I'm not quite sure what happens here.

> }
>
> i = cpu_data->next_recent_idx++;
> @@ -362,11 +362,12 @@ static int teo_select(struct cpuidle_dri
> unsigned int recent_sum = 0;
> unsigned int idx_hit_sum = 0;
> unsigned int hit_sum = 0;
> + unsigned int tick_sum = 0;
> int constraint_idx = 0;
> int idx0 = 0, idx = -1;
> bool alt_intercepts, alt_recent;
> ktime_t delta_tick;
> - s64 duration_ns;
> + s64 duration_ns = TICK_NSEC;
> int i;
>
> if (dev->last_state_idx >= 0) {
> @@ -376,36 +377,26 @@ static int teo_select(struct cpuidle_dri
>
> cpu_data->time_span_ns = local_clock();
>
> - duration_ns = tick_nohz_get_sleep_length(&delta_tick);
> - cpu_data->sleep_length_ns = duration_ns;
> + /* Should we stop the tick? */

Who's we? I'd prefer something like "Should the tick be stopped?"
here (analogously below).

> + for (i = 1; i < drv->state_count; i++) {
> + struct teo_bin *prev_bin = &cpu_data->state_bins[i-1];
> + struct cpuidle_state *s = &drv->states[i];
>
> - /* Check if there is any choice in the first place. */
> - if (drv->state_count < 2) {
> - idx = 0;
> - goto end;
> - }
> - if (!dev->states_usage[0].disable) {
> - idx = 0;
> - if (drv->states[1].target_residency_ns > duration_ns)
> - goto end;
> - }
> + tick_sum += prev_bin->intercepts;
> + tick_sum += prev_bin->hits;
>
> - cpu_data->utilized = teo_cpu_is_utilized(dev->cpu, cpu_data);
> - /*
> - * If the CPU is being utilized over the threshold and there are only 2
> - * states to choose from, the metrics need not be considered, so choose
> - * the shallowest non-polling state and exit.
> - */
> - if (drv->state_count < 3 && cpu_data->utilized) {
> - for (i = 0; i < drv->state_count; ++i) {
> - if (!dev->states_usage[i].disable &&
> - !(drv->states[i].flags & CPUIDLE_FLAG_POLLING)) {
> - idx = i;
> - goto end;
> - }
> - }
> + if (s->target_residency_ns >= SHORT_TICK_NSEC)
> + break;
> }
>
> + if (2*tick_sum > cpu_data->total)
> + *stop_tick = false;

This means "if over 50% of all the events fall into the buckets below
the tick period length, don't stop the tick". Fair enough, but this
covers long-term only and what about the most recent events? I think
that they need to be taken into account here too.

> +
> + /* If we do stop the tick, ask for the next timer. */
> + if (*stop_tick)
> + duration_ns = tick_nohz_get_sleep_length(&delta_tick);
> + cpu_data->sleep_length_ns = duration_ns;

If the decision is made to retain the tick and the time to the closest
tick event is very small, it would be better to refine the state
selection so as to avoid returning a state with the target residency
above that time (which essentially is wasting energy). That's what
delta_tick above is for, but now tick_nohz_get_sleep_length() is never
called when the tick is not going to be stopped.

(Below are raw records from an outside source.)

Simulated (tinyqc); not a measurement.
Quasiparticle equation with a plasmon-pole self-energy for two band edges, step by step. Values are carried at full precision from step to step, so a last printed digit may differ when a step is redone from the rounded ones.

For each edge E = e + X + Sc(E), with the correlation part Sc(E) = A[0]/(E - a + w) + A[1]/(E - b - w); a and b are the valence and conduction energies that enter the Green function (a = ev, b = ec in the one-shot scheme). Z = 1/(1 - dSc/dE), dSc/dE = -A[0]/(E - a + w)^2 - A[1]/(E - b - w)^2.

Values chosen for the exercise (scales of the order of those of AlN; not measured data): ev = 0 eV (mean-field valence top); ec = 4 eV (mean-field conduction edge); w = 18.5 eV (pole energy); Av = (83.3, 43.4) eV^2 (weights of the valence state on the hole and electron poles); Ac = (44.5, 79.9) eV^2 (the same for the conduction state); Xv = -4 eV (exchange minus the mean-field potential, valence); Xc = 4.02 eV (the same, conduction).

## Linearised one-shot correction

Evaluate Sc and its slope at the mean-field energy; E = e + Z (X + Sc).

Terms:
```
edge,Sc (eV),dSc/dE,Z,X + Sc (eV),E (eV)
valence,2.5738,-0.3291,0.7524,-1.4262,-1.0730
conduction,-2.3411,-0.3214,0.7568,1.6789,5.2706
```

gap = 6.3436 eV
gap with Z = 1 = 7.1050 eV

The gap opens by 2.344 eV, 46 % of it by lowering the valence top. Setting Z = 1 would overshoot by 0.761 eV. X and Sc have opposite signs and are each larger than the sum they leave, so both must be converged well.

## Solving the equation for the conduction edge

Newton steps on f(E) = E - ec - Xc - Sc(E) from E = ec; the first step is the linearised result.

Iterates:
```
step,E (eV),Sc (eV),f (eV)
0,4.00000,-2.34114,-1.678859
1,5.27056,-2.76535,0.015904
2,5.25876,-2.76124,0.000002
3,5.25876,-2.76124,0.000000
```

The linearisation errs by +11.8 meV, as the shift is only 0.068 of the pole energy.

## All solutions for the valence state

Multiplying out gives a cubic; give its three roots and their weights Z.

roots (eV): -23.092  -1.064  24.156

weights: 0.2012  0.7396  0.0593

Besides, if I'm not mistaken, setting sleep_length_ns to TICK_NSEC
every time the tick is not stopped will not really work on systems
where there are real idle states with target residencies beyond
TICK_NSEC.

> +
> /*
> * Find the deepest idle state whose target residency does not exceed
> * the current sleep length and the deepest idle state not deeper than
> @@ -446,13 +437,13 @@ static int teo_select(struct cpuidle_dri
> idx_recent_sum = recent_sum;
> }
>
> - /* Avoid unnecessary overhead. */
> - if (idx < 0) {
> - idx = 0; /* No states enabled, must use 0. */
> - goto end;
> - } else if (idx == idx0) {
> - goto end;
> - }
> + /* No states enabled, must use 0 */
> + if (idx < 0)
> + return 0;
> +
> + /* No point looking for something shallower than the first enabled state */
> + if (idx == idx0)
> + return idx;
>
> /*
> * If the sum of the intercepts metric for all of the idle states
> @@ -541,29 +532,9 @@ static int teo_select(struct cpuidle_dri
> * If the CPU is being utilized over the threshold, choose a shallower
> * non-polling state to improve latency
> */
> - if (cpu_data->utilized)
> + if (teo_cpu_is_utilized(dev->cpu, cpu_data))
> idx = teo_find_shallower_state(drv, dev, idx, duration_ns, true);
>
> -end:
> - /*
> - * Don't stop the tick if the selected state is a polling one or if the
> - * expected idle duration is shorter than the tick period length.
> - */
> - if (((drv->states[idx].flags & CPUIDLE_FLAG_POLLING) ||
> - duration_ns < TICK_NSEC) && !tick_nohz_tick_stopped()) {
> - *stop_tick = false;
> -
> - /*
> - * The tick is not going to be stopped, so if the target
> - * residency of the state to be returned is not within the time
> - * till the closest timer including the tick, try to correct
> - * that.
> - */
> - if (idx > idx0 &&
> - drv->states[idx].target_residency_ns > delta_tick)
> - idx = teo_find_shallower_state(drv, dev, idx, delta_tick, false);
> - }
> -
> return idx;
> }

Overall, I think that the problem with calling
tick_nohz_get_sleep_length() is limited to the cases when the CPU is
almost fully loaded, so the overall amount of idle time on it is tiny.
I would rather use a special pah for those cases and I would register
all of the wakeups as "intercepts" in those cases.